Apple has told two companies assembling its new lower-cost iPhone 5C that it is cutting orders for the fourth quarter, raising concerns over weaker-than-expected demand, a report said Wednesday.
Apple told Foxconn and Pegatron Corp. earlier this month that shipments of the iPhone 5C in the October-December period would be reduced, Dow Jones Newswires reported, citing unnamed sources familiar with the matter.
Pegatron, which assembles two thirds of the iPhone 5Cs according to analysts, was told orders would be cut by less than 20 percent while Foxconn was told that orders would be cut by a third, it said.
One unidentified component supplier was also notified of a 50 percent cut in orders for the iPhone 5C parts, which analysts say could lead to a slowdown in device shipments next year, it added.
In September, Apple launched the iPhone 5S and the lower-cost 5C in the United States, China and a handful of other markets.
It reported nine million sales in the first three days, in the biggest iPhone launch in the company's history.

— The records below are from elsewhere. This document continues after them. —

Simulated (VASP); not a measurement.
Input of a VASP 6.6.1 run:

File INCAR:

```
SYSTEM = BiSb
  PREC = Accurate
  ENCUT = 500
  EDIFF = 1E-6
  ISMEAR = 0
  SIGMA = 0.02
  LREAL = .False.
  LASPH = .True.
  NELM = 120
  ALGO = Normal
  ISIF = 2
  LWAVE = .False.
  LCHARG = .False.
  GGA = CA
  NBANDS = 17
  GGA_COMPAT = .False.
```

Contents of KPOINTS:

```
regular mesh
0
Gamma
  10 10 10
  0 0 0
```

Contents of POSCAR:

But the reported reduction in assembly orders for the 5C, which is only marginally cheaper than the high-end 5S, will raise concerns about the pricing strategy.
The new devices are aimed at helping Apple reverse market share losses against smartphones using the Google Android operating system, which hold about three-quarters of the market.
Apple did not give the breakdown of sales figures for the iPhone 5S and 5C but analysts say the 5S appears to be more popular.
The Taiwanese firms declined to comment while Apple officials were not immediately available.